One of the most important steps in becoming successful in public relations or brand development is building strong, trusting relationships with journalists and other opinion makers, especially those who connect with the market audience a brand wishes to serve. But what are journalists looking for in a release? What are some sure-fire factors that will get a release noticed, rather than deleted without being read?
The news business is all about cycles and deadlines. Even in a digital world with 24/7 news, timing matters. The plain truth is, the same story could be accepted or rejected based on the time it’s submitted. Journalists want stories about topics that are hot, something that will resonate and put eyes on their byline and their media brand. The question that should be asked is “how can this story be crafted in a way that will make an audience notice and care right now?” If a PR pro can supply content that is hot and timely, journalists will begin to look to that PR pro for more stories.
Clearly Communicated Information
While a full-fledged, multipage press kit is not always necessary, clear information presented in a compelling way is. If this information is communicated with additional high-quality visuals that help tell the story, even better. The idea here is to give enough to be compelling and to present it in a way that is easy to digest and repackage. Journalists do not want to have to sift through mountains of dross to find the gold for the story they want to tell. Give it to them well-fashioned and dynamic. This should include the core story, as well as important background, visuals, and connected information in case the journalist is interested in more. They may not use it, but they will be happy to have it as long as it’s presented well.

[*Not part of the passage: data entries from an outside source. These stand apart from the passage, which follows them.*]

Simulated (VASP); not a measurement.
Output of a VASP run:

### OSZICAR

While much media is inundated with opinion, there is still no substitute for good, hard, demonstrable facts. Journalists love data, because those facts help anchor the story built around them. If a release offers clearly communicated well-documented statistics, numbers, and other data, that makes for a compelling pitch.
A Compelling Headline
Does the story have a strong hook, because headlines are make or break in the news business? Journalists are inundated with pitches, and they become numb to the same old lines. They want something that will grab their attention, because they know it will take that and then some to grab the attention of a reader scrolling through headlines on their smartphone.
And there it is, a clear measuring stick to answer the question, “Is my release ready to send?” Is it a timely message that is clearly communicated with a strong hook and chock full of demonstrable facts? If so, send away. If not, back to the drawing board.